The activity of the Bank of Russia in May was aimed rather at weakening the national currency by buying $200 million a day from May 14. A total of $10 billion was purchased, which significantly exceeded the inflow of foreign currency under current operations and increased pressure on the ruble, according to the authors.

It is also reported that the Bank of Russia did not let the depreciation reaching the level of RUR 65 per dollar to compensate for the decline in oil prices and replenish the budget to the level of late 2014 - early 2015.

On July 28, the Bank of Russia stopped buying currency in an effort to set the currency corridor in the range of RUR 50-60  per dollar, and thereby prevent the buying of hard currency and retaining of earnings by exporters. However, the following U.S. Federal Reserve’s statement about its plans to keep its rate unchanged, as well as a decision of the Bank of Russia about key interest rate reduction resulted in the dollar exchange rate falling below RUR 62.
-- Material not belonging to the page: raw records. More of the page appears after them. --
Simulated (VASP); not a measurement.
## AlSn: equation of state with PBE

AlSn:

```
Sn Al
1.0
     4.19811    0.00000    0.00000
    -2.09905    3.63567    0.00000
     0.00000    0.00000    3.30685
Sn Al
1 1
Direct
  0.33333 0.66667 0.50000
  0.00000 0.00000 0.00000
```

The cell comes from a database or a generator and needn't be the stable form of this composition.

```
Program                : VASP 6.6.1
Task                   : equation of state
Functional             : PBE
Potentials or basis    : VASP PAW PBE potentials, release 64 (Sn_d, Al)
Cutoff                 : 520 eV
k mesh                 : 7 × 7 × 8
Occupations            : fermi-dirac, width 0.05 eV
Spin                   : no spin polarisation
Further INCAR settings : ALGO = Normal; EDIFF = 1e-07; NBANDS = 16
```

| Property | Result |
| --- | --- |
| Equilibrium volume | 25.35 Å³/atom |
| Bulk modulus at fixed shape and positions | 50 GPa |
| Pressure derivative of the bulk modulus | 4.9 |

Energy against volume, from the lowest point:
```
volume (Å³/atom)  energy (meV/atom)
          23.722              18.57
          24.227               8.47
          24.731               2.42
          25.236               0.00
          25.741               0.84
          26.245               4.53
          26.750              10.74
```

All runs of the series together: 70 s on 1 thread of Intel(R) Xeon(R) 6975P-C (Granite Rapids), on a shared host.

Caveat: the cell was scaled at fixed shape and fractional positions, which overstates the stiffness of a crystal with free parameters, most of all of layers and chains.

Experts predict that the Bank of Russia may face new challenges in August-September on the backdrop of the economic crisis. External debt repayments (with the peak reaching $14 billion in September) and the accumulation of foreign currency by companies and banks will force the regulator to let the ruble's exchange rate float freely, or to meet the demand for foreign currency at the expense of the accumulated reserves.